ヒトの睡眠脳波の多変量解析

抄録

Natural sleep EEG was recorded monopolarly from the central cortex in 2 adult subjects and was analyzed into 10 frequency bands per 10 sec (Table 1). Means and standard deviations of integrated amplitudes were largest in delta bands and next largest in alpha bands. Correlation between the 2 subjects was fairly high both in mean integrated values (.927) and in standard deviations (.758) across 10 frequency bands.
The raw EEG data were classified visually per 10 sec segment into 9 EEG sleep patterns according to the criteria used by Koga and Fujisawa (Fig. 1), which was made prior to processing by the mathematical and statistical methods. Digree of similarity (or dissimilarity) between the 9 sleep EEG patterns was evaluated by Spearman's rank correlation and by a difference measure (formula 1 in text) in integrated values across 10 frequency bands without considering correlations between the bands (Table 2, Fig. 2). Multivariate analyses of variance applied to the data indicated significant differences between 9 visually classified EEG patterns and Mahalanobis' generalized distance functions were calculated and their squareroots are shown in Table 3, indicating statistical differences between the EEG patterns. Inter-subject correlation in these values was again substantial (.753).
Based on the correlation matrix in integrated values among 10 frequency bands (Table 4), the first three factors were extracted by Hotelling's method which explained in all about 80% of the total variance in both subjects (Table 5, Fig. 3). Factor I was highly associated with slow frequencies (less than 8cps) having little relation with alpha bands in both subjects who were different in faster frequency bands, although the correlation across the 10 frequency bands was still high (.915). Factor II was heavily loaded in alpha and faster frequency bands with almost no loadings in slower frequency bands. Factor III had a peculiar characteristic in that the 2 subjects showed the opposite profiles across the 10 bands (Fig. 3).

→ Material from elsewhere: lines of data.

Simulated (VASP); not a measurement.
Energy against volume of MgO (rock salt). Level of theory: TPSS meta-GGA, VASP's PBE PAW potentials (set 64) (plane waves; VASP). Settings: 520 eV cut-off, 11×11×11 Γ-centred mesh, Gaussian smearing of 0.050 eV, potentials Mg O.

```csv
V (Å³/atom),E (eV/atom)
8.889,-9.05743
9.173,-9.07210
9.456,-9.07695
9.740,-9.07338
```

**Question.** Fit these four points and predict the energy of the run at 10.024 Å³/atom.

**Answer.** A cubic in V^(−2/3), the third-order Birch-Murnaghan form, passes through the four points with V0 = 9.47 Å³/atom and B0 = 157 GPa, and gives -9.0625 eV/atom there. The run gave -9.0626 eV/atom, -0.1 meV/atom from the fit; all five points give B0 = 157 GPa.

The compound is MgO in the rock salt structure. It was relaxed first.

Each 10-sec set of 10-band integrated values was transformed into a single ‘component’ score for each of the three factors (components) extracted following Hotelling's principal component analysis (formula 5) and the distributions of these component scores were made as shown in Fig. 5 and Table 6. Mean component scores of the 9 sleep EEG patterns are plotted in Fig. 6 from which the first component (factor I) was assumed to reflect the depth of behavioral sleep. The second component or factor II was associated with the waking state (EEG sleep pattern 1) and slightly negatively related with paradoxical sleep (EEG sleep pattern 3-v). It was hard to interprete the third component or factor III in relation to sleep patterns.